For example, I was recently involved in a simple project that required a standard rate table to be updated from time to time. The table fed the public website, so its potential impact was enormous, and in many organisations this alone would be enough to trigger the full-blown development lifecycle. Yet the risk was extremely tightly focused, and there as a single simple and quite fool-proof method of mitigating it – conduct a proper acceptance test before any change is allowed to go live. There was no merit in insisting on business or functional analysis, on a detailed design or a formal build process, and technical testing was completely trivial.

So triggering the full lifecycle would be stupid. Yet for many organisations it is the only option. No wonder so many developers and managers are so irritated by processes and methodologies!

The solution is simple. Most organisations have some kind of work classification tool or procedure for deciding how the standard processes should be applied. Many are based on pointlessly trivial issues, like the sheer size of the work involved, but even where there is a proper evaluation of the risks involved (e.g., novelty, organisational complexity, regulatory impact, and so on), there is no direct link to the specific products, procedures, verification methods, approvals and other things the work will have to include.
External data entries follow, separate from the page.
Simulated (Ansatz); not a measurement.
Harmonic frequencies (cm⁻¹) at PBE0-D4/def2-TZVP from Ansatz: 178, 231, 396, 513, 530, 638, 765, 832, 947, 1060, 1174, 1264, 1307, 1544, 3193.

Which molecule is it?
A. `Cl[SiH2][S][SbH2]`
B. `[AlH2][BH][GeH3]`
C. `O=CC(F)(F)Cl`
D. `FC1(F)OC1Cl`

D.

I have already given one simple example of what this might mean that most organisations could implement today. But our processes are seldom so little defined by the risks they control that it would take a considerable effort to unbundle all the different components ended to control specific threats. In other cases a single item effectively controls multiple risks and vice versa. Yet I am quite sure that a great deal of flexibility could be built into our methods, tools and standards that would make work much more risk-driven – and so much more intelligent and intelligible – than it is now.

Wednesday, 18 June 2008

Even if you can measure, maybe you still can’t manage

It has always been assumed that the use of metrics is one of the more convincing indicators that business management is approaching maturity. There is an alternative view, however, which is that measurement is used because there is some mileage in it, and it is easier than being serious about understanding management.

This is all encapsulated in the famous consultant’s dictum that if you can’t measure you can’t manage. This in turn seems to derive from a remark by Lord Kelvin:

When you can measure what you are talking about and can express it in numbers,
you know something about it; but when you cannot measure it, when you cannot
express it in numbers, your knowledge is of a meagre and unsatisfactory
kind.
Now Lord Kelvin was one of the truly giant figures of science, so he probably shouldn’t be contradicted without good reason. But there is another figure, altogether more relevant to management and business in general and, unusually for that field, of equal standing even to Kelvin. This is John Maynard Keynes, who not only invented large chunks of twentieth century economics and shaped how the world worked for half a century but was also a great authority on statistical methods. So his opinion is certainly worth considering. And while his opinion does not contradict Kelvin’s, it certainly undermines quite a lot of modern business measurement programmes.


Am I right in thinking that ... the statistical method ... essentially
depends on ... having furnished, not merely a list of the significant causes,
which is correct so far as it goes, but a complete list? For example, suppose
three factors are taken into account, it is not enough that these should be in
fact verae causae [true causes]; there must be no other significant factor. If there
is a further factor, not taken account of, then the method is not able to
discover the relative quantitative importance of the first three. If so, this
means that the method is only applicable where [one] is able to
provide beforehand a correct and indubitably complete analysis of the
significant factors. The method is neither one of discovery nor of
criticism.

In other words, measurement is only valid where the underlying model of what you’re measuring is:
  • Coherent.
  • Consistent.
  • Complete.
  • Correct.
  • Current.

… and probably a lot of other things beginning with ‘C’.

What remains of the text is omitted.